Higher frequency direction embeddings (n=6) enable sharper specular highlights and more accurate view-dependent effects but increase the risk of overfitting to training views and produce less smooth interpolation for novel viewpoints. Lower frequencies (n=2) generalize better to unseen views with smoother transitions but cannot capture fine-grained specular details. The model also introduces geometry-appearance ambiguity where lighting effects may be incorrectly encoded as either view-dependent appearance or geometric features, particularly when training views are sparse.

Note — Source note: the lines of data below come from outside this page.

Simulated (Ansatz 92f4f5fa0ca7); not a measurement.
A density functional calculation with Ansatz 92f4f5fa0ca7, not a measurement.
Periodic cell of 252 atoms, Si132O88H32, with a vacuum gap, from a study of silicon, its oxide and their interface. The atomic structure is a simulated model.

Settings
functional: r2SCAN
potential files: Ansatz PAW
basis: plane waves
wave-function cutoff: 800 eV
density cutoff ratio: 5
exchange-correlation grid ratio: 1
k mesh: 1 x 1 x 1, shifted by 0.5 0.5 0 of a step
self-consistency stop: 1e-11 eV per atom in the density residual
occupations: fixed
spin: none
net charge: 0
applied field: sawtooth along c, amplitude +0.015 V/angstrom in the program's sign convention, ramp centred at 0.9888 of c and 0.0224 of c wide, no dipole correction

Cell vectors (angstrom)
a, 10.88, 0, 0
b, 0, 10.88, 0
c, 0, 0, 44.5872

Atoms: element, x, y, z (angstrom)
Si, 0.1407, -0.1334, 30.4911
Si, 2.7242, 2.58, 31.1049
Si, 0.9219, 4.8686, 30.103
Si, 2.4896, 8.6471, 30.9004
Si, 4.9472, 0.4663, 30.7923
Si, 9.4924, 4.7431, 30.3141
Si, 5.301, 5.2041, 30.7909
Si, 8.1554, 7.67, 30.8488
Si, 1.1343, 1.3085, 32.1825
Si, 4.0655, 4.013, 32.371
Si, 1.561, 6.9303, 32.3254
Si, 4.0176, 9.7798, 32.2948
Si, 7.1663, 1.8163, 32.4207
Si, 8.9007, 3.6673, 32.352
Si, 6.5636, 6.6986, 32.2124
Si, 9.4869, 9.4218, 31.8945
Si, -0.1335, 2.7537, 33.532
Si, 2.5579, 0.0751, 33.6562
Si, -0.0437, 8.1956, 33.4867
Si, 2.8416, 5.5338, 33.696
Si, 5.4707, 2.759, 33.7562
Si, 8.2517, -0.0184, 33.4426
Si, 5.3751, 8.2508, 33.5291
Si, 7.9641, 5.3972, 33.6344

Results - Materials Scene:

Without View Dependence

With View Dependence (2 directions)

With View Dependence (4 directions)

With View Dependence (6 directions)

Analysis:

Experiments with n=2, 4, and 6 directional harmonic functions reveal a clear trade-off between specular quality and generalization. With n=2, the model produces smooth, diffuse-like renderings that generalize well to novel views but fail to capture sharp specular highlights and mirror-like reflections. At n=6, specular highlights become crisp and reflections are accurately rendered on glossy surfaces, but the model tends to overfit training views, producing artifacts and color inconsistencies in novel viewpoints.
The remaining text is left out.